Though a well-conceived menu is key to a launching a foodservice program, it takes the right tools to make it successful.
By Marilyn Odesser-Torpey, Associate Editor
With only enough space for a warming box, two of the convenience stores at California State University, Long Beach (CSULB) were very limited as to the number and types of meal and hot snack foods they could offer.
Then about a year ago, they added roller grills and opened up a whole new world of food items they could cook and sell.
“We scoured other c-stores to see what they were doing in foodservice and the roller grill provided a solution to our space problem,” said Patrick Joyce, CSULB’s foodservice manager. “Now the stores usually have up to eight different food items, including hot dogs, tornados, mozzarella sticks and egg rolls, on their grills. It’s all new to us, but we have the freedom to try different items to find out which ones appeal most to our customers.”
Ashland, Ky.-based Clark’s Pump-N-Shop buys a lot of roller grills. The c-store chain’s stores all have at least one large grill and some stock a second, smaller one for keeping up with customer demand. Roller grills are only one investment that Clark’s has been making recently, said Brian Unrue, director of operations, especially since Clark’s plans to open three new stores this year and another three next year.
Unrue explained that the first thing purchased for new stores that have the full-service Clark’s Café concept in them is a countertop convection oven. In one store, the company is currently testing a larger convection oven that can cook more items at the same time.
Unrue explained that the stores will not be scaling up too much, however.
“When we first got into grab and go, we offered 31 of everything and it was overkill,” Unrue said. Three years ago, we pared that number down to 12 of our top SKUs, including grill items.”
DOING DUE DILIGENCE
Many retailers tend to jump into foodservice before doing some basic math that can predict whether a program will succeed or fail, said veteran convenience store food consultant Dean Dirks.
“With gasoline and cigarette margins shrinking, a number of retailers are looking to foodservice as a silver bullet to generate more traffic in their stores,” Dirks said. “But, before any equipment purchases are even considered, you have to know how many customers walk through your doors on any given day to support your foodservice concept. It’s important to realize that even a highly-recognizable sub sandwich franchise will not draw more traffic to your stores.”
Only after attention to the numbers of a profit and loss calculation including food costs, labor hours scheduled and other costs, should equipment become part of the equation.
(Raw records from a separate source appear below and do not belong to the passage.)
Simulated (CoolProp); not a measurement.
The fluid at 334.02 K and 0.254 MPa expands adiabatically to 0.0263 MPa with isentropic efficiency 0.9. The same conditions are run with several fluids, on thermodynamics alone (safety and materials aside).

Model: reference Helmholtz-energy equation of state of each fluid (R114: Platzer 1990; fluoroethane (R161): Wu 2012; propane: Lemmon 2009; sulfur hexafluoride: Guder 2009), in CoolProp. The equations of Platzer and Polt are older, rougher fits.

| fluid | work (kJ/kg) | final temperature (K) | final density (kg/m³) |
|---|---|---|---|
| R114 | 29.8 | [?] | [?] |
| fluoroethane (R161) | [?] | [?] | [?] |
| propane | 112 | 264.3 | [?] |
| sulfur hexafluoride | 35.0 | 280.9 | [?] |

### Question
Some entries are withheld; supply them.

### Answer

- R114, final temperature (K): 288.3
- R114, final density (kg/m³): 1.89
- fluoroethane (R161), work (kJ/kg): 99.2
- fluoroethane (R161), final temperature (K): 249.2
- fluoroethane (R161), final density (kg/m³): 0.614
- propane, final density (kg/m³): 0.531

“Not costing out the menu is a major area where many people trip themselves up,” Dirks said.
Once the menu is determined, retailers should look for equipment that can handle more than one function if possible even if it means tweaking the menu to fit.
A turbo oven, for example, has multiple functions.
Work out labor, utilities, equipment (including depreciation) and other costs over five years to calculate your rate of return and find out if the financial investment is a good use of capital, Dirks said. He also emphasized the need to find out how much equipment will cost to install. One client did not realize that the electricity needs of some new equipment did not match his store’s system and had to rewire the entire store.
Clark’s, which operates 64 stores in Ohio, West Virginia, Kentucky and Florida, knows what equipment works best for its foodservice offering and does not hesitate to invest to ensure that it is done right.
In addition to hot and cold grab and go, some of the stores feature Krispy Krunchy Chicken. In those stores chicken is a major part of the foodservice mix.
Last year, Clark’s put in a self-contained chicken fryer that has an oil filtering system inside. The fryer automatically filters the oil after so many batches of product are cooked, which reduces labor.
“The new fryer is another piece of equipment we don’t have to clean and, because the oil is constantly being filtered it goes further,” Unrue said.
The new fryers are computerized with six separate LED timers to accommodate different products.
To promote its foodservice offering, Clark’s began installing LED TV menu boards last year. The boards alert shoppers to prices, new items and featured items. As far as appearance and upkeep, the LED boards are head and shoulders above the old cardboard ones, he said.
“They have a crisp modern look, last forever and don’t require any climbing on ladders to change the message,” Unrue said. “They even make it possible for me to update the message from my office.”
But bells and whistles are the not main selling point for Unrue. He researches the service record of the manufacturer before the company buys any piece of equipment.
“I’m looking for dependability, durability and longevity,” Unrue said. “And does the manufacturer resolve any service issues quickly.”
MULTI-USE USES
Indianola, Miss.-based Double Quick convenience store chain, which has been in the foodservice business for 40 years, has been purchasing a lot of foodservice equipment recently.
Over the past year and a half, the convenience store, which has 55 locations in the Delta region of Mississippi and Arkansas, has purchased equipment for newly-acquired stores in Arkansas as well as existing Double Quick stores in other areas that are being remodeled.
A Church’s Chicken and Krystal franchisee, Double Quick depends on its fryers for much of its foodservice preparation. Like Clark’s Pump- N-Shop’s Unrue, Rick Beuning, Double Quick’s vice president of foodservice operations, is impressed with the latest iteration of computerized fryers.
“You can prepare two different items, say fries in one basket and wings in the other, that require two different settings at the same time,” Beuning said.
In some stores, Double Quick has introduced a proprietary foodservice concept called Hot ‘n Crispy that includes its own chicken, plus other “southern soul foods” including fried pork chops, catfish, shrimp, fried potato logs, corn dogs and okra. Hot holding-and-merchandising cases keep these foods at the correct serving temperatures.
The cases also hold non-fried items, such as mac and cheese and an assortment of vegetables.
Beuning said that the cases are dependable, easy to service and long lasting.
Ovens were also added to bake chicken. To keep the chicken and fish breading batter cold, Double Quick purchased a special cart with temperature-controlled tubs.
“With our equipment, we can handle just about any type of food that comes along,” Beuning said. “We could even expand our line if we wanted to, but right now we have a good balance.”